A small, composable async HTTP framework built on Hyper.
This crate provides a minimal set of primitives for building HTTP servers with explicit control flow and predictable composition.
The core ideas are:
- Handlers as async functions: request handling logic is expressed as ordinary async functions or closures.
- Structured early exit: control flow is modeled explicitly using [
Flow], rather than conflating errors with responses. - Composable pipelines: handlers can be chained together to form request processing pipelines.

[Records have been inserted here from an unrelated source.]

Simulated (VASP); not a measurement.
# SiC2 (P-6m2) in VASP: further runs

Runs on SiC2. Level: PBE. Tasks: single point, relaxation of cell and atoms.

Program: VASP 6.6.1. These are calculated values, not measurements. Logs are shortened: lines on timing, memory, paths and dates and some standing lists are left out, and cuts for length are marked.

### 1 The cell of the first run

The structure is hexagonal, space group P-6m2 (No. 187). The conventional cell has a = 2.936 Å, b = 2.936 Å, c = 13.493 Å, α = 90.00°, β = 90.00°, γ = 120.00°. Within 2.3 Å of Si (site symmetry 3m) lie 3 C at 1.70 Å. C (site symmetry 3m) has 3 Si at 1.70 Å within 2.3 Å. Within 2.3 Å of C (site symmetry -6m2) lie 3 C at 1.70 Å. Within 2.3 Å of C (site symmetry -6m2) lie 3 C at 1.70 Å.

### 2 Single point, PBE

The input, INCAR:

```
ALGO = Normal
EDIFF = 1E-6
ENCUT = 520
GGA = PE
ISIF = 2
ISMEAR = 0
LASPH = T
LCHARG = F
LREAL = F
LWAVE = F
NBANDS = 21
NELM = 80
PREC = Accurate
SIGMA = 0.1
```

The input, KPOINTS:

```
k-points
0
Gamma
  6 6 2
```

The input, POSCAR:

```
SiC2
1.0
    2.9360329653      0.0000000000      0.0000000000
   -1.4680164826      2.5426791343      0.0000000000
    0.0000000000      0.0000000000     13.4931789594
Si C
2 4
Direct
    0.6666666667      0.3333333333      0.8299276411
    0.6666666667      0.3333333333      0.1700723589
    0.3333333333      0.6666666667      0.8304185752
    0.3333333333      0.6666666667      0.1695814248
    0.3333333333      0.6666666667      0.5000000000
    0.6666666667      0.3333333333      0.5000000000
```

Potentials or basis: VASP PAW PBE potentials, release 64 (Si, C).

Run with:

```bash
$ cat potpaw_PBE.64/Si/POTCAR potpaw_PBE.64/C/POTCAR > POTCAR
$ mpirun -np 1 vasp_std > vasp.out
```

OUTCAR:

The crate intentionally avoids hidden middleware stacks, global state, or implicit error handling. All control flow is explicit and type-driven.
Core Types
- [
Server]: A thin wrapper around Hyper that accepts TCP connections and dispatches HTTP requests to a handler. - [
Handler]: An asynchronous function-like trait that processes inputs and shared state. - [
Flow]: A control-flow type used to model continuation or early exit. - [
Request] and [Response]: Lightweight HTTP request/response types.
Control Flow Model
Instead of using Result<T, E> for request handling, this crate uses
[Flow<C, E>]:
- [
Flow::Continue] represents successful continuation. - [
Flow::Exit] represents an intentional early exit.
An exit is not necessarily an error; it is simply a signal that no further handlers should run and a response should be returned immediately.
Because [Flow] implements the ? operator, early exits can be propagated
ergonomically through handler chains.
Handler Composition
Handlers can be chained using [Handler::then]:
let handler = authenticate
.then(authorize)
.then(handle_request);
Each handler receives the output of the previous one. If any handler exits early, the remaining handlers are skipped and the exit value is returned as a response.
Example
async fn handler(req: Request, state: AppState) -> Flow<Response, Error> {
if !state.ready {
return Flow::Exit(Error::ServiceUnavailable);
}
Flow::Continue(Response::ok())
}
This handler can be passed directly to [Server] without additional adapters.
Design Goals
- Make control flow explicit and visible in types
- Keep abstractions small and composable
- Avoid conflating errors with HTTP responses
- Stay close to standard library and Hyper concepts
This crate is not a batteries-included web framework. It is a foundation for building one, or for embedding HTTP handling into larger systems.